As of two weeks ago, five terminals to export U.S. taxpayer-owned coal to Asia were proposed for Oregon and Washington. But in the face of fluctuating international energy demand and environmental opposition, one of those terminals—Coos Bay, in Oregon—has been shelved after its last financial backer dropped out early last week. The three backers (Metro Ports of California; Mitsui & Company, a Japanese trading company subsidiary; and Korean Electric Power Corporation) have now all pulled out.
Declining demand for electricity from coal has caused large coal producers to look towards international markets, particularly Asia. The Coos Bay project would have shipped “up to 11 million tons of coal a year to Asia,” according to Oregon Live. Nearly all of that coal is owned by U.S. taxpayers because it comes from public lands in the Powder River Basin of Montana and Wyoming. As the outlet reported last year (before two proposals were dropped):
Arch [Coal Inc.] and other Powder River Basin coal companies are pursuing space in at least six ports in Oregon and Washington to export as much as 150 million tons a year to Asia. The Northwest has no coal export terminals now, and the proposals are hugely controversial.
As seen in the graph below, the Powder River Basin is key to U.S. coal production. Data from the Energy Information Administration also show that all of the top ten highest-producing U.S. coal mines are in Wyoming and Montana. This has major climate change consequences—one government analysis estimated that 13 percent of U.S. greenhouse gas emissions come from coal mined in the Powder River Basin once it is burned.
Recently, concerns have been raised that U.S. taxpayers are not receiving a fair return for their coal that is sold to Asia. For example, Reuters reported that “By valuing coal at low domestic prices rather than the much higher price fetched overseas, coal producers can dodge the larger royalty payout when mining federal land.” Following these reports, Senators Ron Wyden (D) and Lisa Murkowski called for an investigation in the Department of the Interior’s coal leasing process, which was echoed last week by governors Jay Inslee (D) of Washington and John Kitzhaber (D) of Oregon.

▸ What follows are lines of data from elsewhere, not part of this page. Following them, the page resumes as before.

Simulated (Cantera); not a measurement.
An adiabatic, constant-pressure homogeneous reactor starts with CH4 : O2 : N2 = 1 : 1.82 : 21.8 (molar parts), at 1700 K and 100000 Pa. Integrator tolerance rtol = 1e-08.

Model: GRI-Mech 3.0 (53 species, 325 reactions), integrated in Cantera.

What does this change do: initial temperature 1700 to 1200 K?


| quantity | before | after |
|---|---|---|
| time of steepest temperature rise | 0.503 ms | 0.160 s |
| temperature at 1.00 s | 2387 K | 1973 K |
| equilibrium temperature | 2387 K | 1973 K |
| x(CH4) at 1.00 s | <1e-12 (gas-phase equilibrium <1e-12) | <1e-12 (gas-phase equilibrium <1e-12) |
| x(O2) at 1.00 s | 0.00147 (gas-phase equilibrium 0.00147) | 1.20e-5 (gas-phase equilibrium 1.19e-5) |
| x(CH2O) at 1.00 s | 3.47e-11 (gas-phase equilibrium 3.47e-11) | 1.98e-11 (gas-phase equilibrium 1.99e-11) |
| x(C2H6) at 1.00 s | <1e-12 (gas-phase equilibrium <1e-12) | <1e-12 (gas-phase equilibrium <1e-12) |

In addition to mining, transporting coal from the Rocky Mountains to the Pacific Northwest necessitates additional rail capacity, as well as trains that can be up to a mile long. In just one example of how the fight over coal exports is manifesting, the Sierra Club recently announced plans to sue railroads and coal companies based on alleged Clean Water Act violations.
The four remaining proposed coal export terminals are: the Gateway terminal near Bellingham and the Millennium Bulk Terminals of Longview in Washington, and the Morrow Pacific Project at Port of Morrow and the Port Westward Project at Port of St. Helens in Oregon.